Simplified Chinese Input Method (OS 10.4)

Input Menu

The Simplified Chinese input method (SCIM) is Unicode-based and supports the GB 18030 character set and its GB 2312 subset. When you select an input method or plug-in in the Input menu, a uniform set of options appears in three sections:

Input menu

The first section includes a list of double-byte punctuation characters and a new feature that converts Simplified Chinese text to Traditional Chinese text:

  • Reset Default Preferences: Resets Preferences to the defaults.
  • Show Punctuation: Double-byte punctuation marks and symbols appear in the Candidate window. Not available in ITABC.
  • Convert to Traditional Chinese text: Converts selected text from Simplified Chinese characters to Traditional Chinese characters.

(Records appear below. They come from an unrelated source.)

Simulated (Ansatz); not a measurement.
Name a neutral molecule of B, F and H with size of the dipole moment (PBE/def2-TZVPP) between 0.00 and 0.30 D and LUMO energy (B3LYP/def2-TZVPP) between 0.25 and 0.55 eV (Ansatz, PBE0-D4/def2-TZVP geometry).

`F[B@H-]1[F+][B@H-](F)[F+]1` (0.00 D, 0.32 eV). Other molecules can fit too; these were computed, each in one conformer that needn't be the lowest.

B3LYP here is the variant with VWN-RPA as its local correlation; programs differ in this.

The second section is for settings that effect the behavior of the input methods:

  • Use Two Byte Roman Characters: Double-width Roman characters align with Chinese text. This is a useful property in certain contexts, such as tables and forms.
  • Show Input Keys: Displays input key sequences in parentheses next to the characters in the Candidate window. Helps with learning to use the input methods. Not available in ITABC.
  • Show Associated Words: The idea behind this feature is the same as a standard Chinese dictionary. All the words and phrases in the dictionary are listed under their first character. When Show Associated Words is active, immediately after you enter a character by typing its number in the row (or using the mouse to double-click on it) the Candidate window reappears and displays a list of characters that form words or phrases that begin with the character you entered. Not available in Wubi Xing.

The third section is for input-method utilities and preferences:

  • Find Input Code: See SCIMTool (below).
  • Edit User Dictionary: See SCIMTool (below).
  • Preferences: See Preferences.
  • Generate IM Plug-in: Opens the Input Method Plug-in Converter.
  • Simplified Chinese Input Method Help: Opens the Simplified Chinese section of the Help Viewer (in Chinese).

Preferences

There are four tabs:

  • Typing: Uses a checklist to turn the Show Input Keys and Show Associated Words features on or off.
  • Candidate Window: Allows you to change the direction, font, and size of the text in the Candidate window.
  • Modes: Contains settings for the ITABC and Wubi Hua input methods.
  • Dictionaries: Controls access to user-defined dictionaries in the Show Associated Words feature and the Wubi Xing input method. These dictionaries can be created using the old Simplified Chinese Dictionary Tool utility in OS 9/Classic. Install them in the /System/Library/Components/SCIM.component/Contents/Support/Dictionaries folder and log out. When you log back in, they will appear. Up to four dictionaries can be open at one time.

Input Methods

ITABC

ITABC is licensed from a Chinese developer. See: http://www.znabc.com/

It uses the Pinyin phonetic transliteration system (the letter v is used for ü). You type the input string, then press one of two keys to open the Candidate window. Which key you press makes all the difference:

  • If you press the space bar, you invoke the "ITABC Standard" input method, which remains confined to the GB 2312 character set.
  • If you press the return key, you gain access to all of GB 18030 and also invoke an alternative input method known as Structural Pinyin.

Let's begin with ITABC Standard. Tone numbers are not supported. Instead, the number keys are used for shape input combined with Pinyin input. Type the Pinyin string and a shape-number key if desired (they are optional), then press space and the Candidate window will open. ITABC Standard is designed for word/phrase input (e.g., type "zhongguo"). Use the apostrophe key to distinguish between syllables when necessary (e.g., type "xi'an").

Abbreviated Input

Abbreviated input is always on in ITABC Standard:

  • Type the letter(s) for the Pinyin initials with an apostrophe between them (e.g., "zh'g" for "zhongguo"). Note that often you don't need the apostrophe (e.g., just typing "zhg" will do) or the whole initial (e.g., typing "zg" will also do), but using the apostrophe with the full initial is more precise, and can save you time by reducing the number of choices in the Candidate window.
  • Hold down shift and type the first letter of the Pinyin for each character in the word or phrase in capital letters (e.g., "ZG" for "zhongguo").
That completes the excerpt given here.